LPL Colloquium: EUV-VUV Photochemistry in the Upper Atmosphere of Titan

Dr. Hiroshi Imanaka from the UA Department of Chemistry/SETI Institute is the scheduled speaker.

Abiotic formation of complex organic molecules is a necessary step towards the origin of life. In Titan’s N2-CH4 atmosphere, an evidence of formation of organic macromolecules was recently discovered by the Cassini-Huygens mission (Waite et al., 2007). Previous study of the vacuum UV photolysis of N2/CH4 gas mixtures indicates that photoionization of N2 by EUV radiation plays a major role in initiating the production of complex organic molecules such as benzene and toluene. This result is understood via a mechanism by which N2 catalytically acts to focus short wavelength EUV radiant energy with subsequent energy transfer to the carbon bearing substituents via dissociative charge transfer to methane. It is not clear, however, how much nitrogen is incorporated in Titan’s organic haze. Many aspects of the nitrogen fixation process by EUV-VUV photochemistry have not been fully understood.
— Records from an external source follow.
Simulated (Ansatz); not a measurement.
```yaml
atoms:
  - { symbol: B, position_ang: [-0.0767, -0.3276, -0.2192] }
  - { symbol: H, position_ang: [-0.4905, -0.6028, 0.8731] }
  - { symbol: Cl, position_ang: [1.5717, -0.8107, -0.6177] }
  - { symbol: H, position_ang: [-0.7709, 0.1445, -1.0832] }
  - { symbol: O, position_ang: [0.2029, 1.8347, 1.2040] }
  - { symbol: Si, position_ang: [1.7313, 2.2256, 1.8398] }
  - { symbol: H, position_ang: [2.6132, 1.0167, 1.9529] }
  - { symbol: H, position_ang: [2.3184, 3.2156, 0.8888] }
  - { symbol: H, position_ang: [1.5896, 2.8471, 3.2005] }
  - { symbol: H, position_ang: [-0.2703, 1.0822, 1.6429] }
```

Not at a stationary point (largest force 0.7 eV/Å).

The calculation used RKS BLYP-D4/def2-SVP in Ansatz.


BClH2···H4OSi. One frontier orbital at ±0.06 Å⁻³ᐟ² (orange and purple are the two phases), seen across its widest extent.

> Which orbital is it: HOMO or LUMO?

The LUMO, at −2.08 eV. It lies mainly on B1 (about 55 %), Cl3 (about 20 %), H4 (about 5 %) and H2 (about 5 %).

We demonstrate the first evidence of nitrogenated organic haze production by EUV-VUV irradiation of a N2/CH4 gas mixture. The accumulated solid materials at 82.5 nm and 60 nm irradiations (10-25~10-24g/hv) are characterized with Laser Desorption Ionization- Fourier Transform-Ion Cyclotron Resonance Mass Spectrometry (LDI-FTICR-MS). The obtained ultra-high-resolution mass spectra enable the unambiguous CHNO formula assignments, and they show the predominance of highly nitrogenated compounds in both solid materials. The statistical analyses of thousands of CHNO compounds reveals the state selected nitrogen incorporation of the ground state N(4S) and the excited state N(2D) into organic macromolecules, and implies the importance of N(2D) and HCCN radicals in the formation of nitrogenated organic aerosols in the Titan atmosphere.